Refs Fed Up With Anthem Protests, Walk Off Field When Players Take a Knee

Two New Jersey high school football officials walked off the field Friday night after players knelt during the national anthem.

Ernie Lunardelli, 54, and his son, Anthony, 27, stood for the anthem and left the field after seeing players on Monroe High School football team kneeling prior to a Sept. 28 game at New Brunswick, NJ.com reported.

The officials’ spots were filled by junior cadet officials at the game, Ernie Lunardelli told NJ.com.

“I’m not in favor of anyone disrespecting our country, our flag, the armed forces,” he said.

“What they’re protesting has nothing to do with the national anthem and I’m against it, so I decided to protest for them kneeling and that’s what I did,” the veteran football official said.

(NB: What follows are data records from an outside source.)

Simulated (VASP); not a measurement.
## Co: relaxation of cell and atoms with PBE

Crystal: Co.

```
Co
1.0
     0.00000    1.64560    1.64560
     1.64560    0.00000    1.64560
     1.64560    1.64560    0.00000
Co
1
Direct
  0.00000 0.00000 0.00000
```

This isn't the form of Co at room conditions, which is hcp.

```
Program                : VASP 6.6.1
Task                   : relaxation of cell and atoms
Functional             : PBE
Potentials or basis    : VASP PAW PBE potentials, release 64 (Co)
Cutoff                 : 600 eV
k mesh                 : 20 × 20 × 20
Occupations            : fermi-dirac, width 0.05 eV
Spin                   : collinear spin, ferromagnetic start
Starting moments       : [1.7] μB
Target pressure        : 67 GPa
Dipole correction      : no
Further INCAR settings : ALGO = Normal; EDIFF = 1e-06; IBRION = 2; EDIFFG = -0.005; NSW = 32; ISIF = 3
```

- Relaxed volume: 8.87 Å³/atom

“Whoever is disrespecting that flag and the national anthem, that’s who I have a problem with.

“That’s my protest. I don’t care if it’s a baby, if it’s an 80-year-old man, anybody. I don’t care. Any race, color, I don’t care who it is. It’s not the way I was brought up and it pisses me off that people are doing that,” he added.

“What hurts the most is these kids don’t even know why they’re kneeling. I just don’t understand why this is happening, especially at the high school level. If you’re not happy with being in America, go somewhere else. It’s that simple.”

Amen.

Anthony Lunardelli, who graduated from Monroe in 2008, said he thought kneeling during the anthem was disrespectful.

“They’ve got a right to protest and so do we,” he told MyCentralNewJersey.com. “That (taking a knee during the anthem) is not how I was brought up, and that’s not how I was raised. I’m not criticizing their right. That’s just my viewpoint.”

New Jersey State Interscholastic Athletic Association assistant director Jack DuBois told NJ.com that the situation was unheard of.

“I’ve been involved in high school athletics for 48 years and I’ve never seen or heard of an official leaving a game in any sport,” DuBois said.

“I don’t think it would be appropriate to comment about what transpired without know exactly what happened and why. I can tell you this will be investigated by both the Central Jersey chapter and our office.”

Ernie Lunardelli, who is in his 18th season of officiating games, told NJ.com he expected to be ostracized because of his actions.

“I have a lawyer already set up because they’re not going to run me out of town,” Ernie said. “They’re going to try to blackball me. I know what’s going to happen.”

Let’s hope that doesn’t happen. After all, if the students have a right to emulate professionals, officials should have the right to protest it.